This plane was the 777, which was a little bit surprising as they are about to get rid of those I think. Anyway, it had all the usual facts and figures, and also a couple of highlights about the plane.

I managed to find a web copy of the magazine, and the picture is below:

enter image description here

https://issuu.com/spafax/docs/vamos_latam_junio_2017_web

One of these highlights is the wheels, and it says (roughly translated):

Each of the wheels is capable of supporting a maximum of 29,294 kg.

My first reaction was "That's pretty impressive!", then "I wonder how much above the MTOW that is?" The MTOW is specified at the side there: 351,530 kg, which correspondes to the 777-300ER.

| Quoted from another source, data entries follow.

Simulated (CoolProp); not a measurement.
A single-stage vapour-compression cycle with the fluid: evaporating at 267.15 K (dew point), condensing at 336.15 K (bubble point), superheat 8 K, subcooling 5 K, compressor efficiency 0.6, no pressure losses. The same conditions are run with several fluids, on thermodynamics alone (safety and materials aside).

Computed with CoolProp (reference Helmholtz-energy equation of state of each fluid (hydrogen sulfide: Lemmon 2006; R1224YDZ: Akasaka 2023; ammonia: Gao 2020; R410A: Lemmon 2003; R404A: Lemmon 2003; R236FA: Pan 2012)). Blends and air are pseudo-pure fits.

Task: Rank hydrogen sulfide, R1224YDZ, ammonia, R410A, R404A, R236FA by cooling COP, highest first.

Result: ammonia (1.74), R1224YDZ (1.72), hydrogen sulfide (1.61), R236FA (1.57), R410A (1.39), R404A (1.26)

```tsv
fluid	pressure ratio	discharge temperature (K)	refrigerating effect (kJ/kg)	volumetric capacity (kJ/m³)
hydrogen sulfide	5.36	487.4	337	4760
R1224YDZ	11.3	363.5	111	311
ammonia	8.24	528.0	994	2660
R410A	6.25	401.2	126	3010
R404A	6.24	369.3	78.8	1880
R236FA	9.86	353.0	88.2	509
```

So 29,294 x 6 x 2 = 351,528

Oh. That's under the MTOW. I wonder if there's some rounding off here:

So 351,530 / 2 / 6 = 29,294.166 - yes there is.

I was surprised that the maximum each tyre/wheel could take summed up to the MTOW, as I thought that they would experience larger forces on landing. Also, what would happen if a tyre blew?

So, does the maximum load for a tyre/wheel have anything to do with the MTOW? Or is this just marketing guys jumping the gun?

I have seen this question How is Maximum Take Off Weight determined? and that says that the manufacturers determine it, and it is based on the required payload of the aircraft and the design configuration, which doesn't really answer this question.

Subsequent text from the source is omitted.